Erasure Coding
Erasure coding is a data protection method that encodes data across multiple storage nodes using mathematical algorithms, allowing data to be reconstructed even when some nodes fail. Unlike simple replication, erasure coding achieves fault tolerance with significantly lower storage overhead — typically 1.2–1.5× vs 2–3× for full replication.
How Erasure Coding Works
Erasure coding splits data into k data chunks and generates m parity chunks using algorithms like Reed-Solomon. The data can be reconstructed from any k of the total k+m chunks. A common configuration is 4+2 (4 data chunks, 2 parity) — the system tolerates 2 simultaneous drive or node failures.

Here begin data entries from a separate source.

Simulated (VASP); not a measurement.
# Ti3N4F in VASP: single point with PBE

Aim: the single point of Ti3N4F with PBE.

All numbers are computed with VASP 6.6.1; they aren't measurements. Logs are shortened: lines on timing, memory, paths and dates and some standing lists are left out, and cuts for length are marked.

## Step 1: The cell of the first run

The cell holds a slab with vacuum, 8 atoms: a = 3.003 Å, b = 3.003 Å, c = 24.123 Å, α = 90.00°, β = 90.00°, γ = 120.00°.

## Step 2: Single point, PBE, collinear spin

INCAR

Erasure Coding vs Replication
| Attribute | 3× Replication | 4+2 Erasure Coding |
|---|---|---|
| Storage overhead | 3× | 1.5× |
| Fault tolerance | 2 node failures | 2 node failures |
| Write latency | Low | Slightly higher (encode step) |
| Read performance | High (read any copy) | High (parallel stripe reads) |
| Best for | Low-latency writes | Cost-efficient at scale |
Erasure Coding in NVMe-oF Storage
Distributed NVMe-oF storage systems like simplyblock implement erasure coding in user space (often using SPDK). Data stripes are written across multiple NVMe-oF storage nodes simultaneously, and parity chunks allow reconstruction after node failures — all with near-NVMe latency because the encoding/decoding runs in memory without kernel overhead.